In the early 1970s, Marvel Comics began trading some of its capes and masks for swords and sandals.
Marvel’s supermen became somewhat less generous and more primitive. In contrast, their surroundings went from mundane places like New York City to fantastic ones like the Hyborian Age, ancient Atlantis, or a populated Mars.
Paperback publishers Ace, Lancer, and Ballantine had seen success in the 1960s republishing the pulp adventures of characters like Robert E. Howard’s Conan and Edgar Rice Burroughs’ Tarzan, John Carter of Mars, and Carson of Venus. J.R.R. Tolkien’s Lord of the Rings trilogy was also in paperback and becoming immensely popular. So it was natural that comics would move in the direction of swords, sinister sorcery, and super-science.
DC tried first with Nightmaster, a Howard/Tolkien-type fantasy that premiered in Showcase 82 (May 1969) but never made it past its tryout run. Then, in October 1970, Marvel hit it big with writer Roy Thomas and artist Barry Windsor-Smith adapting Howard’s Conan.
More of the same seemed to be in order, and if the rights to John Carter weren’t immediately available, the rights to similar characters were.
For Creatures on the Loose 16 (March 1972.) Thomas reached not for one of the many pastiches and knock-offs that had dogged ERB’s first hero, but for a similar character that actually preceded John Carter’s arrival in 1912.
At Marvel, Lieut. Gullivar Jones: His Vacation, a 1905 novel by an English diplomat’s son named Edwin Lester Arnold, became Gullivar Jones, Warrior of Mars. The obscure, long-vanished novel had been republished in paperback by Ace Books in 1964.

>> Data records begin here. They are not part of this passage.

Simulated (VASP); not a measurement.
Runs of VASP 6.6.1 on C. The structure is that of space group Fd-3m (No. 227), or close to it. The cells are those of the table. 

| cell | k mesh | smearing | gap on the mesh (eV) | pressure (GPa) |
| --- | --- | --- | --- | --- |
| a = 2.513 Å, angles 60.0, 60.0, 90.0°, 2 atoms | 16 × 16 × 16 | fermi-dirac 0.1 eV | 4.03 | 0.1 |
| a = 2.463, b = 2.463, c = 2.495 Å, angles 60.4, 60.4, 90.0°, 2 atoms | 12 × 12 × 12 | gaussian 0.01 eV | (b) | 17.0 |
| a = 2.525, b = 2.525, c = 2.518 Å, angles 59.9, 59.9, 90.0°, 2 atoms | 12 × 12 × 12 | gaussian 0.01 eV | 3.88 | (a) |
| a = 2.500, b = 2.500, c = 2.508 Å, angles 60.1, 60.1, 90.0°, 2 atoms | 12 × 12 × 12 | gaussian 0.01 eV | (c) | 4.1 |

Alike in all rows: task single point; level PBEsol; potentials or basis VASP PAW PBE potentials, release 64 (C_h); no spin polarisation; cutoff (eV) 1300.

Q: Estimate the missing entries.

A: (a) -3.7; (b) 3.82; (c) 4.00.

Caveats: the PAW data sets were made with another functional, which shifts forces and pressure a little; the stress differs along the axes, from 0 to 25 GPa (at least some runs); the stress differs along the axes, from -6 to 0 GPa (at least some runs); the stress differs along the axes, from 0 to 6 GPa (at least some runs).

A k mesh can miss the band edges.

“The concept of a military man going to Mars, exploring strange civilizations, and falling in love with a princess had been explored as far back as Across the Zodiac (1880), but the connections between Gullivar and John Carter, the protagonist of Burroughs’ Barsoom novels, are more numerous and stronger,” Wikipedia notes. “Burroughs’ novel bears several striking similarities to Arnold’s. Both Carter and Gullivar are military men – Carter serving in the Confederate Army; Jones in the U.S. Navy – who arrive on Mars by apparently magical means (astral projection in the case of the former, magic carpet in the case of the latter) and have numerous adventures there, including falling in love with Martian princesses. Gullivar is a more hapless character, however, paling beside the heroic and accomplished Carter; he stumbles in and out of trouble and never quite succeeds in mastering it.”
“The hero of the story, an American naval lieutenant on leave in New York, is wandering through a slum neighborhood when an old man apparently comes tumbling out of the sky to land on his head practically at Jones’ feet,” noted Richard Lupoff in his book Edgar Rice Burroughs: Master of Adventure.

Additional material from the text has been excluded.